A Korean-American man, detained in North Korea on sedition charges, hopes that he would be set free and allowed to go home after amnesty is granted, a pro-North Korean newspaper in Tokyo said Wednesday.
Kenneth Bae, whose Korean name is Bae Joon-ho, was arrested in November after entering North Korea with a group of tourists. Some identified him as a tour operator, while others said he worked as a Christian missionary.
In May, North Korea sentenced Bae to 15 years of hard labor for committing unspecified "anti-North Korea crime," claiming that he had attempted to overthrow its regime. The U.S. government has so far unsuccessfully tried to win his release.
"Bae, wearing a prison uniform with ID number 103, was imprisoned on May 14 and was seeding and weeding on corn, potato and bean farms in prison," the Chosun Sinbo newspaper said. "Bae wakes up at 6 a.m. and works from 8 a.m. to 6 p.m."
The paper, published by Chongryun, a pro-Pyongyang Korean residents' organization in Japan, said it confirmed Bae's latest status after visiting the prison where he is being kept.
In an interview, Bae, 44, expressed hope to convey his request for amnesty to the North Korean and U.S. governments, the paper said.
The report comes as North Korea is trying to open dialogue with the United States over its nuclear programs. The U.S. maintains that it would agree to engage North Korea for dialogue only after the communist country first shows by action, not words, its sincerity to denuclearize.

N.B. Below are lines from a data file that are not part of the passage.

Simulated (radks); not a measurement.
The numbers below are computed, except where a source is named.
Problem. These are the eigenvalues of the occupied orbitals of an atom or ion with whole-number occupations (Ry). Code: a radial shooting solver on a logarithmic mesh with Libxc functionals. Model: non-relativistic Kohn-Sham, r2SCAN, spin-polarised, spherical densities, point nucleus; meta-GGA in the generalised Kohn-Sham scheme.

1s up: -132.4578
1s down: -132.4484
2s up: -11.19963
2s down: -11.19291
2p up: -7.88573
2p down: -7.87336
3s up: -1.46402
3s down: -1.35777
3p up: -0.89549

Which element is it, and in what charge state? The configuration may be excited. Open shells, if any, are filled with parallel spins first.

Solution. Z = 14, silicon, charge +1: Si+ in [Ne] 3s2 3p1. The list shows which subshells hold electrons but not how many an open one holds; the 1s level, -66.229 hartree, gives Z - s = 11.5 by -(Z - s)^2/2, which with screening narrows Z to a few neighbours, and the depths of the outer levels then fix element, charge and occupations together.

Bae is the sixth U.S. citizen to be detained by the North since 2009. All other Americans were freed via contacts between the two nations.
Since his detention in May, the Swedish Embassy in Pyongyang has visited him once on behalf of the U.S. as Washington has no diplomatic relations with Pyongyang, the paper said.
The paper also printed three photos of Bae with the story.